The flying foxes (bats) in Sydney’s Hyde Park. They are an extreme statement of wildness very close at hand.

It is not skill, knowledge, intellect,
good luck or bad, but choosing
to feel the strange notes
of our wildness,
for there is not nothingness
despite the easy magic
of despair.

Another moment spent in the company of Terrance Keenan (along with a few others I’ve had in the past, here and here.) The “strange notes of our wildness” as well as the “easy magic” of our darker days—these are both zones I know well.

I am coupling this with another deep dive poem by the good and gentle William Stafford. He speaks with a sage’s measured gait, cutting right past everything that is moving so fast that it stays on the surface of things and can’t get seep down into the root system. I just love this man’s point of view.

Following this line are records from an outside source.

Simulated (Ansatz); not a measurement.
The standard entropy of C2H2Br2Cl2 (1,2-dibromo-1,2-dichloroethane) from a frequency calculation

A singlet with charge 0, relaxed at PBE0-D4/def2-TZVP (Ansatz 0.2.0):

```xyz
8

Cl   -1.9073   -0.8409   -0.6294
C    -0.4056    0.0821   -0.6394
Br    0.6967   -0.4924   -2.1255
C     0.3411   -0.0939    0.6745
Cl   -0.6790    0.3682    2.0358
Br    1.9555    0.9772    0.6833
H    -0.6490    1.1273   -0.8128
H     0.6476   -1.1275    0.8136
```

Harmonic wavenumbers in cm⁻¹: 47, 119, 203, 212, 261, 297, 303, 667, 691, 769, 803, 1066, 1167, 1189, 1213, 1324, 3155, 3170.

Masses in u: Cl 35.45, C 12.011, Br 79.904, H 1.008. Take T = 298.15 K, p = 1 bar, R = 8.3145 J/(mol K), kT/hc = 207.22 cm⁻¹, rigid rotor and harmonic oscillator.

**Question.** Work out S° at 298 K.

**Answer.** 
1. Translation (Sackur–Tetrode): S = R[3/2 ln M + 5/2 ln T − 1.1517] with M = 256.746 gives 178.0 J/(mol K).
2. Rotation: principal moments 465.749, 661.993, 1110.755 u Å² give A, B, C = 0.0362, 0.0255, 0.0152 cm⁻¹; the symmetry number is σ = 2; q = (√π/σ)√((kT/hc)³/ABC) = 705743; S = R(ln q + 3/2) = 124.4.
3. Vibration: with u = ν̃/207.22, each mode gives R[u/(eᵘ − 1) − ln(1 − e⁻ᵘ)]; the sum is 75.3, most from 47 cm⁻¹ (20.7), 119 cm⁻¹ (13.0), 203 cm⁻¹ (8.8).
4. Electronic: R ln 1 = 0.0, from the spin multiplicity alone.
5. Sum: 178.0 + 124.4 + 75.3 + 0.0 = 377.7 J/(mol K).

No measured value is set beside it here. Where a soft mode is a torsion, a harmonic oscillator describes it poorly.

A Ritual To Read To Each Other

If you don’t know the kind of person I am
and I don’t know the kind of person you are
a pattern that others made may prevail in the world
and following the wrong god home we may miss our star.

For there is many a small betrayal in the mind,
a shrug that lets the fragile sequence break
sending with shouts the horrible errors of childhood
storming out to play through the broken dike.

And as elephants parade holding each elephant’s tail,
but if one wanders the circus won’t find the park,
I call it cruel and maybe the root of all cruelty
to know what occurs but not recognize the fact.

And so I appeal to a voice, to something shadowy,
a remote important region in all who talk:
though we could fool each other, we should consider—
lest the parade of our mutual life get lost in the dark.

For it is important that awake people be awake,
or a breaking line may discourage them back to sleep;
the signals we give—yes or no, or maybe—
should be clear: the darkness around us is deep.